1H Computer-aided Text Analysis
Kenneth Benoit, London School of Economics and Political Science
9 - 20 July (two week course / 35 hrs)
Detailed Course Outline [PDF]
Course Content
The course is intended to survey and characterize methods for systematically extracting information from text for social scientific purposes, starting with classical content analysis methods and proceeding forward to state of the art scaling methods for estimating quantities from text using statistical methods. The course lays a theoretical foundation for text analysis but mainly takes a very practical and applied approach, so that students learn how to apply these methods in actual research. It takes as a starting point more traditional methods of content analysis but is aimed at the most recent advances in quantitative content analysis that treat words as data to be analysed using statistical tools. The course surveys several of these methods but also applies the statistical framework to more traditional non-automated coding schemes such as the Comparative Manifesto Project and the Policy Agendas Project.
Course Objectives
The course is also designed to cover many fundamental issues such as inter-coder agreement, reliability, validation, accuracy, and precision. Lessons will consist of a mixture of theoretical grounding in content analysis approaches and techniques, with hands on analysis of real texts using content analytic and statistical software.
Course Prerequisites
Ideally, students in this course will have prior knowledge in the following areas:
- A basic understanding of probability and statistics at the level of an introductory postgraduate social science course. Understanding of regression analysis is presumed;
- Familiarity with a statistical package such as Stata or (ideally) R. At a pinch, a spreadsheet could be used but a statistical package is greatly preferred, and instructional examples will use Stata and R.

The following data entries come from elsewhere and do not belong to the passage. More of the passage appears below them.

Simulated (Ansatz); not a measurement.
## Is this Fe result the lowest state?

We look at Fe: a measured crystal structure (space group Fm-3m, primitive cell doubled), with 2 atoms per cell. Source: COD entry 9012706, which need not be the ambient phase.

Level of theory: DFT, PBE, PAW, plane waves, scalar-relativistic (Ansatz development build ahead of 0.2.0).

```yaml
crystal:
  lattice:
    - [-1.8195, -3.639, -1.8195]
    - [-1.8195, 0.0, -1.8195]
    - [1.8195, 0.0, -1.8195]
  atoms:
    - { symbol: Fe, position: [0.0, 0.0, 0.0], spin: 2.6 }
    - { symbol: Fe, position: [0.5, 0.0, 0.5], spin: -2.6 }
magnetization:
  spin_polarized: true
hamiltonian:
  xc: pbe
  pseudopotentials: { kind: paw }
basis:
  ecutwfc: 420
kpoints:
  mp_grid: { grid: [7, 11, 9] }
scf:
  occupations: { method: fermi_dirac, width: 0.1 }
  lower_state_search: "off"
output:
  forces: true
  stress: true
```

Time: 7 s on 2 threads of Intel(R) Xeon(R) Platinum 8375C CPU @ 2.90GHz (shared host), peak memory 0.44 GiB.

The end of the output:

- The ability to learn to use text analysis software (on a demonstration basis) such as Wordstat or MaxQDA. Neither of these are required, and no prior knowledge is assumed, but students should be willing and able to try them out. As these are both user-friendly packages and both are available in limited demonstration versions that can be freely downloaded, this should not be too difficult.
- The ability to manipulate text files using a text editor. (It does not matter which text editor you use.)
Representative Background Reading
The staple readings (as books) for this course will be Neuendorf (2002) and Krippendorff (2004). Where possible all other readings will be downloadable as pdfs from the course web pages.